Business / China Data

China foreign trade decline contracts in November

(Xinhua) Updated: 2015-12-08 13:45

Exports of mechanical and electrical products increased 1 percent to 7.32 trillion yuan, accounting for 57.6 percent of China's total exports in the first 11 months. Of these products, mechanical exports dropped 8.1 percent year on year while electrical products rose 5.2 percent.

In contrast, exports of seven traditional labor-intensive products dropped 2.6 percent to 2.64 trillion yuan, accounting for 20.8 percent of the total exports during the Jan.-Nov. period. Clothing exports led the drop with a 7 percent year on year decline.

China imported more iron ore, crude oil, grain and refined oil products in the first 11 months than the same period last year, while it imported less coal and steel products.

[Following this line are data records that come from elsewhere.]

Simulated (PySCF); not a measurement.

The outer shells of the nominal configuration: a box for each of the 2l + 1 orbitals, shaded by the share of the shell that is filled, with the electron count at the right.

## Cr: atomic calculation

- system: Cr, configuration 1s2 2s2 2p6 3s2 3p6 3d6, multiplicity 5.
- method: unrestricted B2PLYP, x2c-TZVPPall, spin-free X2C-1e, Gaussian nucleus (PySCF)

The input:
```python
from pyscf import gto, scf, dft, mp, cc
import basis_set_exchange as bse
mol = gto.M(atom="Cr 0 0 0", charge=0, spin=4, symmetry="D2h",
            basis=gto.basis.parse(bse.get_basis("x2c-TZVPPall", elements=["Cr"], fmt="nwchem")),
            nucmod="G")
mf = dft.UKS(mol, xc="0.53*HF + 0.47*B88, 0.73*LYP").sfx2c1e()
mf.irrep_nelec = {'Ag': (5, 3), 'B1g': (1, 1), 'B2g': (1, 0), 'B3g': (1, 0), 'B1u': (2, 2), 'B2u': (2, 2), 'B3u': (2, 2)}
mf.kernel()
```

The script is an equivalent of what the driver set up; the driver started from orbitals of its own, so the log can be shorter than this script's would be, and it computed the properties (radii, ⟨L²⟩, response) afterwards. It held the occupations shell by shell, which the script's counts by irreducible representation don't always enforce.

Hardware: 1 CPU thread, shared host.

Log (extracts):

"Challenges will remain for Chinese trade given sluggish global growth and low commodity prices," according to Zhang.

"Hard landing" unlikely

Deng Haiqing, chief economist with JZ Securities said that "although both exports and imports were still in the negative growth arena, the performance was better than October as the decline contracted." The U.S. dollar may end its strengthening period, making a rebound of commodity prices possible.

On Tuesday, the central parity rate of the Chinese currency renminbi, or the yuan, weakened by 93 basis points to 6.4078 against the U.S. dollar, hitting the lowest since August 27 this year, according to the China Foreign Exchange Trading System.

In a broad sense, "China looks most likely to muddle through rather than land hard. World trade indicators have improved marginally," according to a Fitch Ratings' report on "Global Economic Outlook" Tuesday.

"Policy stimulus has been stepped up in the eurozone and China and global consumer spending growth is holding up." Fitch said.

The State Council has rolled out a series of policies to boost foreign trade, including launching free trade zones and cross-border e-commerce pilot areas.

The Fitch report further forecast world GDP to grow by 2.6 percent in 2016 and 2.7 percent in 2017, up from 2.3 percent this year.

The agency believed China have the administrative and financial resources to avoid a "hard landing" although the growth is slowing "as the economy works through protracted structural adjustment and rebalancing."